I've replaced many over the years, but the crappiest moment was walking into the house to this nasty stink.
It was a long time ago when drives were just getting to the 60 gig mark and gigs were expensive. I had a freeBSD fileserver with 3 or 4 smallish drives in it, and the power supply went wild. Overvoltage popped every chip on all the controllers, the NIC, motherboard. Napster music = gone. my burned CDs = gone.
I was bench testing a system once when the drive's controller card flared up. It actually caught fire, but it was just a quick flare up so didn't catch anything else.

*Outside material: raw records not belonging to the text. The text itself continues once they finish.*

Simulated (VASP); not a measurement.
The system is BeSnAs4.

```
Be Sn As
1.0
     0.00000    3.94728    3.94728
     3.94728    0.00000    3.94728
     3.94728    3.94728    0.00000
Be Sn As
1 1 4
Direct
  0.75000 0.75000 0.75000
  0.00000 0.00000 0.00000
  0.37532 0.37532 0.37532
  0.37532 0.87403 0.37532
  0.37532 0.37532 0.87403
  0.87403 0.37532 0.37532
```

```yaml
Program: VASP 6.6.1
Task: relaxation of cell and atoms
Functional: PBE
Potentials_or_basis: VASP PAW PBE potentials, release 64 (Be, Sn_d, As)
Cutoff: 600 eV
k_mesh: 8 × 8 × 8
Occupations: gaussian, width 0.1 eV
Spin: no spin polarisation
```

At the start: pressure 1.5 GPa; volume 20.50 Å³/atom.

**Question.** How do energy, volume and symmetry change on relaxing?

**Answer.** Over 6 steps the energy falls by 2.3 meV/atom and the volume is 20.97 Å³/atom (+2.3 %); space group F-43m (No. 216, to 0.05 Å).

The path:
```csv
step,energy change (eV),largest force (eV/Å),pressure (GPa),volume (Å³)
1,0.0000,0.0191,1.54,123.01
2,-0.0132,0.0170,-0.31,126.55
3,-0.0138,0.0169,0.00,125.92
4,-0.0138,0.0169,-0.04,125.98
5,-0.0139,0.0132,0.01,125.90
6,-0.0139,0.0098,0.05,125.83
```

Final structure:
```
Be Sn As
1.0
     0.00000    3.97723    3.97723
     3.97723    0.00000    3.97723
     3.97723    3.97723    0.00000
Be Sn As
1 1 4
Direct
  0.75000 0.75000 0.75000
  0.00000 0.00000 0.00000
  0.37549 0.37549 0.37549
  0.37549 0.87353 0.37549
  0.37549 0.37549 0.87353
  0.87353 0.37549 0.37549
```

Just the other week I spent the better part of 2 days trying to recover data off my girlfriend's failing drive onto a spare. I had backups and everything, but figured it'd be quicker to just do a quick dd or partition copy as the drive was still mostly functional. But every tool kept dying out and wouldn't force through the last block read errors on the disk except good ol' cp. By the time I got down to just running a cp command on everything it had become a vendetta against the drive, but at least during the process I managed to set up a nice customized hirens thumb drive and Linux rescue thumb drive. And it preserved all the NTFS permissions to boot.
My friend just lost his second main hard drive in two years, but instead of buying a new one or going SSD he decided to just bin an entire custom built i5-2500k gaming system. I'm trying to get him to at least sell me the remains, but I'm thinking he's going to just store them or trash them outright.
Come to think of it, most of my drive failures in the past 3 years or so have all been Segates. Though I have a pair of Segate 1TB drives in my main PC now that have been chumming along flawlessly, though older than the firmware fiasco a few years ago. I also have a OCZ Vertex 2 that hasn't given me any problems, but I'm on my second Corsair M300 which is still glitchy as hell (using the 2nd Gen SandForce I think). My home server is currently running four 2TB Hitachi drives in a RAID0 that replaced some Segates (one failed out of those when it was a RAID5). Oh so fast for non-SAS spinning disk and it's playing with fire, but did I mention it's fast? I need to install more gigabit NICs and team them since it's limited by network connections at the moment. Doesn't really bug me all that much about the potential for data loss -- I back up onsite to external USB enclosures, between my other computers, and to LTO3 tapes, and offsite for important stuff (photos, homemade vids, important documents, etc).